Both Power Pivot for SharePoint and Power BI are powered by an Analysis Services engine. The Power Pivot gallery available on-prem provides for the ability to connect to that engine through Excel with an Analysis Services connection. This makes the embedded model created in one workbook available to Excel clients as what appears to be a data cube. This is not available through Power BI, although the OData publishing features fills that gap somewhat.

The ability to refresh the data in the embedded model is critical and is to my mind, the most important feature in Power BI. However, at best, this brings it to parity with Power Pivot for SharePoint. For the moment it supports only SQL Server on-prem data sources where Power Pivot for SharePoint supports all Power Pivot data sources for refresh. As of this writing (December 2013) neither product supports the refresh of Power Query data sources, but this has been promised for Power BI “soon”. No announcement has yet been made as to the refresh of Power Query data sources on-prem.

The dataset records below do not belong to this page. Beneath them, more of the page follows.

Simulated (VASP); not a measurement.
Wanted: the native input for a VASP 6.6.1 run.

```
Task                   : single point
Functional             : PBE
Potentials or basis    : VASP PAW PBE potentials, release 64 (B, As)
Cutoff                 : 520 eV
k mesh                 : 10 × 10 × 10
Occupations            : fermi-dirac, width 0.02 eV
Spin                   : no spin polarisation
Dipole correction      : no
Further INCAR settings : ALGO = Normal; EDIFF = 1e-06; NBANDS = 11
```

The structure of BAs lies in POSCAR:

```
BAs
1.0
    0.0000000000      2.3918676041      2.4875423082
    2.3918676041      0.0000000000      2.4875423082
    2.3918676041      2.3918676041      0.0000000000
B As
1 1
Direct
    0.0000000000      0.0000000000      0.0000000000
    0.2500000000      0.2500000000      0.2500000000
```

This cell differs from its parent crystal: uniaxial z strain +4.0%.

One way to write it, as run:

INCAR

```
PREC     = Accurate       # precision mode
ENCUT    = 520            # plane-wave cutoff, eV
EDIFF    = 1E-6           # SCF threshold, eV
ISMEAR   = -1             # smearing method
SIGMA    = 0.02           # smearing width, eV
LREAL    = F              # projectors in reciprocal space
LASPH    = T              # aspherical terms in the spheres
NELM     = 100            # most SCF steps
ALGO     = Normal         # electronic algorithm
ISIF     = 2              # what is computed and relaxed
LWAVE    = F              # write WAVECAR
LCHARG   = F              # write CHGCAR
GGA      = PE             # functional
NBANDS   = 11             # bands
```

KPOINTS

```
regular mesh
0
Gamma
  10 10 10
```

The default maximum file size for SharePoint 2013 is 200 MB, and the default maximum workbook size for Excel Services is 10 MB. These values can be changed on prem, making the maximum possible size for a data model equal to the maximum possible file size in SharePoint – 2 GB. This equates to the maximum file size in Office 365 as well, but that 10 MB Excel Services limit can’t be changed in Office 365. Power BI supports model sizes up to 250 MB by removing the model portion from the workbook, and housing it in an Analysis Services instance, allowing the workbook to remain within the 10 MB limit. It’s wonderful to be able to move beyond the 10 MB limit that we’ve had, but it’s not without its limits.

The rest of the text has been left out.